Well. You know how Farmer H operates. I didn't know if he had a little dish of macaroni, or two giant containers, like with the previous ham salad. When I checked later, it was a small styrofoam dessert container that he had put in FRIG II. I didn't bother to look inside. I know what macaroni and cheese looks like.

Imagine my surprise, when Farmer H was going outside later with the meat, to hear him say,

"That macaroni is good cold."

"Wait. Macaroni and cheese COLD?"

"It's made to eat that way."

"What? Is it macaroni SALAD?"

"Yeah. That's it. Macaroni salad. You eat it cold."

That was a surprise. If only Farmer H had mentioned that detail earlier. I'm not a big fan of macaroni salad, so I told him to have what he wanted. I tried a couple spoons of it. Not too bad. There's still some left for Farmer H to have with leftovers.

Monday, April 29, 2024

That's The Sound Of Mrs. HM's Heart Cracking

I feel so bad for The Pony. He is going through tough times. There was a dog incident this week that I did not talk about. And he slipped during the rain on Friday, skinning up his shin and ankle. Also, one of his best friends suffered a criminal incident. THEN, on Sunday, The Pony discovered that all of his freezer food had thawed.

"I guess I didn't close the freezer all the way, the last time I got ice. Now all my food is squishy, and I have to throw it away."

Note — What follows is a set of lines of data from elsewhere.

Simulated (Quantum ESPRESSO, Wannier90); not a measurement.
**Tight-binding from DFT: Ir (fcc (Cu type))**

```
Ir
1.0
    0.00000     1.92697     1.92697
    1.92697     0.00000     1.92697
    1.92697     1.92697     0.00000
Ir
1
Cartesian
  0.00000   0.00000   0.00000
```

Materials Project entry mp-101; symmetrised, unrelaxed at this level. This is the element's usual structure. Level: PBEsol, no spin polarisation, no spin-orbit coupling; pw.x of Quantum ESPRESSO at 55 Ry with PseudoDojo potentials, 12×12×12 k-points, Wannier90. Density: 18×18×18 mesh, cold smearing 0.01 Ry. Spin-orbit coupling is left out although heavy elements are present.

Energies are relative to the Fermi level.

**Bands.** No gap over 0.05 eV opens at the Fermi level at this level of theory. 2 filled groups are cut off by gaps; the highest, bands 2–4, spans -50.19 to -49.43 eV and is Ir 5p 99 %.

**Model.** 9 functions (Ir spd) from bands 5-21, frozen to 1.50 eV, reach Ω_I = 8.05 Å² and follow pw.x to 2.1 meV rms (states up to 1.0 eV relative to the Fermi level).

"So it's warm? Or just thawed, and you can cook it and eat for a couple of days?"

"It's been cold even though it was wet all through. There was still ice in the icemaker. But I haven't gotten any ice water since Friday morning. So, it's long enough I don't trust it."

"Yeah. I guess that's too long. From Friday morning until Sunday afternoon. Overnight would have been okay to cook and eat. But that's a long time."

My poor sweet Pony. The Universe owes him a break.